It’s rather startling to find such a failing recorded, not just because it’s recorded of such an otherwise astute and good-hearted man, but also because it’s so familiar to us today. This is one of those moments where, as one of my college professors put it, the intervening years simply melt away. Though as Tolkien pointed out in commenting on the event, hatred of, or at least aversion to Rome is really the only justification for Anglicanism (St. John Henry Newman made a similar point, and it was one of the reasons he left the Anglican communion. I’d like to find Tolkien’s view on St. Newman (as an extra-extra aside, I’m finding it tricky to find a good shorthand to address this particular saint, since we also have St. John Neuman of Philadelphia. I’m reduced to addressing him by his full name every time. I rather think he finds the conundrum amusing) ).

3. I hope no one thinks I’m criticizing Professor Lewis in any of this: he’s well beyond my criticism, and as noted Professor Tolkien still fought tooth and nail against those who bad-mouthed him even after their friendship had cooled. I just think it’s interesting. We have to remember that in reading what men wrote, especially what they wrote for publication, we’re getting a very select view of them, often the very best that they have to offer, heavily polished and reflected over. That’s why, in Lewis’s own works, one is sometimes rather surprised to find him referring to his own bad temper, or to his many other, less mentionable sins. We don’t associate the erudite, warm-hearted voice of the author with the things he describes of himself. Unless, of course, we reflect on how different we are from what we ourselves write.

4. This took a different direction than I intended. I wanted to comment a bit on the Amazon ‘Lord of the Rings’ series (sic), or at least what little I’ve heard of it (i.e. that some moron wanted his own version of Game of Thrones and so appropriated Tolkien for the purposes, since the Shadow can only mock and cannot make). The most, ah, illustrative incident I’ve encountered is a tweet from whatever orc now runs ‘theonering.net’ justifying their desecration of the Professor’s work by claiming that Tolkien was ‘woke’.

Yes, the most prominent reactionary author of the 20th century, the devout Roman Catholic and Medievalist who despised ‘progress’ and who described himself as possibly “a non-constitutional monarchist” is claimed for the anti-reality brigade. May them and all their works be thrown down and forgotten.

(He also justifies the race-swapping on hand by claiming Tolkien ‘never described his character’s color’, indicating the idiot never actually read the books, given the number of times the descriptors ‘fair’, ‘swarthy’, and so on are used).

I think Professor Tolkien himself expressed my feelings best (writing of Prof. Lewis’s death): “I wish it could be forbidden that after a great man is dead, little men should scribble over him.”

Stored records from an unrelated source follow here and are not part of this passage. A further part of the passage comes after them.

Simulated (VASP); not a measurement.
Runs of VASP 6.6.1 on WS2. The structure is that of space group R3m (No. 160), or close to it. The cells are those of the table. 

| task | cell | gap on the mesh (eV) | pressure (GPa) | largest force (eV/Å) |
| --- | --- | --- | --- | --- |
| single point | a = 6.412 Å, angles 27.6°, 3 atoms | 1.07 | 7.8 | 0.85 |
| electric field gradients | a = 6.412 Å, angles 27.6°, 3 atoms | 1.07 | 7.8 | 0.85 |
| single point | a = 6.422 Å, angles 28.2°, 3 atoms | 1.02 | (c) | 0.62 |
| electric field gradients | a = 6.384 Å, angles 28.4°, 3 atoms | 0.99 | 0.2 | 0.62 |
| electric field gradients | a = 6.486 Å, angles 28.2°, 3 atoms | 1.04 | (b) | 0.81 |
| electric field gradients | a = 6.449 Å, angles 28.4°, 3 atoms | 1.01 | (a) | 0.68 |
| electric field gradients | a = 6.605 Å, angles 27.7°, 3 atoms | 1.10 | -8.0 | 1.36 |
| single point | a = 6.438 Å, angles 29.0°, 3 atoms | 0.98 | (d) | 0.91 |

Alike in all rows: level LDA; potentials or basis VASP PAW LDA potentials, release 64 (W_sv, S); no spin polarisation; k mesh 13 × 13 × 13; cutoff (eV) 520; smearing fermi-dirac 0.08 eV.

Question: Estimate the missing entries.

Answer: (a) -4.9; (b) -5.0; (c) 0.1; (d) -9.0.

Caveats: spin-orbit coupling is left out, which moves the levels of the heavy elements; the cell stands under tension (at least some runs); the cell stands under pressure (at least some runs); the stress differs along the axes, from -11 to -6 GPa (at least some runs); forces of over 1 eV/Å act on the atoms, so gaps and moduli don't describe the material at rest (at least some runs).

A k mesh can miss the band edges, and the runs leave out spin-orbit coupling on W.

5. On the other hand, I’ve also seen defenders of Tolkien claim him for the Libertarian camp, which is equally absurd. The trouble, I think, is that we today have a very limited idea of politics and worldviews: we misunderstand things because most of us only have two or three categories in which to put them (we always like to say “there are two kinds of people in the world….” Makes things so much simpler). Partly this is a consequence of our liberal heritage: liberalism always presented itself as the great foe of tyranny, which basically meant that anything not liberal was tyrannical and anything liberal was freedom (e.g. King Louis trying to enforce the established rules of the Estates General is tyranny. Confiscating the property of the Church and giving it to rich industrialists and landowners is freedom).

This tendency is reinforced by the American tradition of having two viable political parties, the platforms of which are an absurd hodgepodge of mostly unrelated positions.

The idea that someone can stand at right angles to both sides, or dispute the fundamental principles at work in both, never really enters our heads. So we try to squeeze all varieties of Monarchists (and there are probably at least as many varieties of Monarchism as there are of Liberalism, just that Monarchists tend not to feel obligated to impose their own version upon the rest of the world as the only means to liberty) or other reactionaries into the liberal-made boxes, with the result that their actual positions fly over our heads.

6. I think most people today, even those who love his work, don’t really grasp what Tolkien’s position was. They know it appeals strongly to them, and so they hunt out and focus on whatever is closest to their own point of view.

But the common appeal, I think, is the aforementioned ‘depth of soul’, which is so rare today and was never common to the degree that Tolkien had it and combined it with genius. Most examples of it are behind difficult, archaic language and obviously alien (to us) points of view, but Tolkien is a near contemporary of ours who brings all that sort of thing forward in an almost familiar way.

Basically, moderns are starved for real myth and depth and Tolkien is one of the few places they find it (his many imitators, even the talented ones, I think grasp at something they lack the background or ‘content’ to create).

All this sort of thing ought to be found in the Church, and still can be for those willing to look, but alas, the majority of the stewards of the Church are as orcish, small-minded, and materialistic (in assumption if not in belief) as most of their contemporaries and so tuck away the really appealing elements that people are starving for into the backroom as something shameful while emphasizing the same shallow, boring junk that people can get everywhere else.

7. Wow, that one took some twists and turns. Probably annoyed just about everyone at some point in that.

2 thoughts on “Friday Flotsam: On Professor Tolkien and Related(?) Matters

  1. We could just start calling Newman “Doctor Fidei” – you know, the way that Francis de Sales is Doctor Caritatis. (I know Newman isn’t technically a Doctor of the Church yet, but neither is Duns Scotus, and that’s never stopped anybody.)

    And I like your remark about the dualistic weakness of classical liberalism. I’ve often thought lately that a large part of the American Church’s problem stems from the simple fact that Americans instinctively divide the world into democracies and despotisms – and so, since the Church is manifestly not a democracy, they automatically invest her rulers with despotic power, and then spend the rest of their lives either groveling or plotting rebellion, according to temperament. (And then some of them *become* those rulers, and that’s even worse.) If we only knew how to regard bishops sanely, I think a great many things about our country would look very different right now.

    Liked by 2 people

    • True, and likewise if bishops knew how to be bishops. Someone raised in a liberal environment tends not to know how to fulfill a non-liberal role owing to the same issue: assuming ‘democracy or despotism’, he’ll tend either to try to make his position more ‘democratic’ or embrace the ‘despotism’.